MT Bashes ToMoCo on Rust-Related Warranty Extension
TTAC's no apologist for any automaker. And we're big fans of the editorial equivalent of the arched eyebrow. But we call foul over Motor Trend 's coverage of Toyota's decision to extend its warranties on Tacoma pickups sold between 1995 and 2000 due to problems with rust. The mag's online scribe Andrew Streiber reports the facts– well, edits the press release slightly– with studied impartiality. "Though Toyota says the problems have been limited to trucks in states where salt is used to de-ice roads in winter, the company is extending rust-perforation warranty coverage to all 1995-2000 Tacomas regardless of location. The coverage will last 15 years from the original date of sale with no mileage cap. Owners who think they may have a rust problem can simply visit a dealer for a free inspection, and if damage is found Toyota will either repair or repurchase the truck (they decide)." But Streiber can't resist finishing with a cheap shot. "Given the well-publicized problems in early examples of the new Tundra, it's still another blemish on their reputation for quality the company didn't need." Note to MT: if the domestics had adopted a similar approach to similar problems, they wouldn't be in the mess they're in.

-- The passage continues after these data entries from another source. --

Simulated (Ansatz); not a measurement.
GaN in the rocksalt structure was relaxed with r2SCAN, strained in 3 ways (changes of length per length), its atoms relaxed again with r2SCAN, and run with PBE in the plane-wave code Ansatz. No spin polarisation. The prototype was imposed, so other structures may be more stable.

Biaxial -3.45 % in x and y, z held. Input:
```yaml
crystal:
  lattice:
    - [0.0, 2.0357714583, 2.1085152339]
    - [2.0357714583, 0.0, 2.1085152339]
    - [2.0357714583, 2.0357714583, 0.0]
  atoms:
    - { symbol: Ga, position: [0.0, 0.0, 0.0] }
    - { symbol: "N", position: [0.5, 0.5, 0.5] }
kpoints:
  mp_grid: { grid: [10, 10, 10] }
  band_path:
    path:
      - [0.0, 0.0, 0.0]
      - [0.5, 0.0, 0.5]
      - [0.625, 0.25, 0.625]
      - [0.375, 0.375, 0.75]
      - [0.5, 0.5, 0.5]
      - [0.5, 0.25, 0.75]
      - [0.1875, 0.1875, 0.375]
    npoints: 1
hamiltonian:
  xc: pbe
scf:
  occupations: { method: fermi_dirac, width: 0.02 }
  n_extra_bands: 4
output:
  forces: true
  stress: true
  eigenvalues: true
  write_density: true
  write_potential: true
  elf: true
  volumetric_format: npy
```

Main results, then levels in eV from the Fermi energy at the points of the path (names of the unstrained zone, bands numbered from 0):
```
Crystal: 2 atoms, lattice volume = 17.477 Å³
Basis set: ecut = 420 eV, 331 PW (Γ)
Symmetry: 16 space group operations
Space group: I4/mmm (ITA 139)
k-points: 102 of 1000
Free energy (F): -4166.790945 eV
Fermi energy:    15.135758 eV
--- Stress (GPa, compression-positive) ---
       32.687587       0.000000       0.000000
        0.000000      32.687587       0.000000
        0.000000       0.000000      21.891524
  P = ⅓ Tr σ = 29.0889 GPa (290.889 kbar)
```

I have to agree with Quasimondo on this one, in that I don't see the bash, either. To put the statement into context, the article said: "Toyota is quick to point out that this is just a warranty extension and not a recall. However given the well-publicized problems in early examples of the new Tundra, it's still another blemish on their reputation for quality the company didn't need." Now, I'm no fan of Motor Tripe myself, but the sentence in question here needs to be considered in the context of the one that preceded it. The first sentence addressed Toyota's publicly stated position on the rust issue, while the follow-on second sentence put the official announcement in the context of previous news regarding another newer truck, the Tundra. MT was making inferences about the possible impacts of negative PR impacts on the corporation, not on the vehicles themselves. And in this case, MT has a point -- these announcements may not be so good for business. Domestic truck buyers tend to be highly loyal and Toyota will need to gain their confidence if they wish to increase the number of conquest sales. Since taking this segment away from the 2.8 would be the beginning of the end for the domestics, Toyota's success or missteps are important here, to Toyota as well as the competition.
The irony here is too funny. Isn't this the same MT that named the Tundra its Truck of the Year?
210delray beat me to it. Looks like M/T needed some street cred so they bashed ToMoCo after cashing that TOTY check.